Titch came to the farm one January when John was working away for a few weeks. I’ve always been good at gentling wildish cats and managed to get a pat in and gave him a dish of scrambled eggs to eat. He re-appeared the next night and by night 3, I’d brought a can of cat food home with me. Little by little, he got to the point of coming into the converted barn where we lived to eat and hang out in the evenings, but usually slept outside in the hayloft of an open barn. He never did cotton on to any other people but John and I.
There’s something about a cat that makes a home a home and it was really good to have him around for the next couple of years that I lived there. By the time I left, it was good to know that he and John were together and very nice to go and visit from time to time.
One of the last times I went to see Titch towards the end, I walked up from the bus stop where I used to alight when I lived there. I climbed over the barbed wire fence next to the horse chestnut tree and paused to examine one of the little worlds in it’s roots; a spill of autumn leaves and moss.
I walked along the river where I used to spend so much time when I lived there, now filled with fallen leaves and tree reflections. A place dearer to my heart than many people and places I have known in my life.
Titch was asleep on a flannel sheet near the fireplace when I arrived. I stretched out on the floor and spent time drowsing at cat level.
He got up and had some food, then settled in a sun patch near the front door.

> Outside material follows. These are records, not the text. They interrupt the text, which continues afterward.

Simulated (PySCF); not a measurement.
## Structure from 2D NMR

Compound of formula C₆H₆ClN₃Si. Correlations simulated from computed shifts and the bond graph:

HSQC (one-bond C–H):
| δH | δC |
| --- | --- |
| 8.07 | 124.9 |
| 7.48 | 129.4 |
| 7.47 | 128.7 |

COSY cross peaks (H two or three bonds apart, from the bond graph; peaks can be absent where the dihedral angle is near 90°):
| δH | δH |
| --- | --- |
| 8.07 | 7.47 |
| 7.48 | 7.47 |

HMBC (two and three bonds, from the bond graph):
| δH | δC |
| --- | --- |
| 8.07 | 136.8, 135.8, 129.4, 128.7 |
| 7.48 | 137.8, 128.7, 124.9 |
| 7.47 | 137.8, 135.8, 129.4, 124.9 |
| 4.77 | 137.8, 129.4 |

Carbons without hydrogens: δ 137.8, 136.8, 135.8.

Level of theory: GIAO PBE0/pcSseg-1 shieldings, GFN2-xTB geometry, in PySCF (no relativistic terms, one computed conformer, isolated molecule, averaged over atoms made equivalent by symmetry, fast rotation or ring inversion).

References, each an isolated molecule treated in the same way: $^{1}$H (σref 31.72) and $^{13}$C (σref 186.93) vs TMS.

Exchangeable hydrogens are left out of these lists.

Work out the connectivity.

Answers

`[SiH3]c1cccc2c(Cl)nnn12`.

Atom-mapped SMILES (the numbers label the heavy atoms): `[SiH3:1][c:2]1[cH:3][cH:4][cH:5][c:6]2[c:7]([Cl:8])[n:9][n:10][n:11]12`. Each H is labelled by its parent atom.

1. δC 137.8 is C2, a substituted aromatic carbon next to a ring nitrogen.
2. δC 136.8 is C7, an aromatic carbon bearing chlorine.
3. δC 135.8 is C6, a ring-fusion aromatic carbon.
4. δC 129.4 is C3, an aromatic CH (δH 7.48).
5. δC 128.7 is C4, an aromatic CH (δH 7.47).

John and I had arranged for the vet to come out and euthanize him at the end of the week. Titch got up from a nap when I arrived, ate and went outside to bask and doze in the warm autumn sunshine next to John and I, his two human companions. There were pats, purrs and shared memories of his life with us.
After the vet had come and gone, we took Titch to his final resting place in the apple orchard, wrapped in his flannel sheet and laid him on a bed of hay, leaves and feathers, deep in the earth. When I left, I saw and felt his presence everywhere I looked in the farmyard where he had lived. He still lives, woven into the lives and hearts and memories of we who knew and loved him.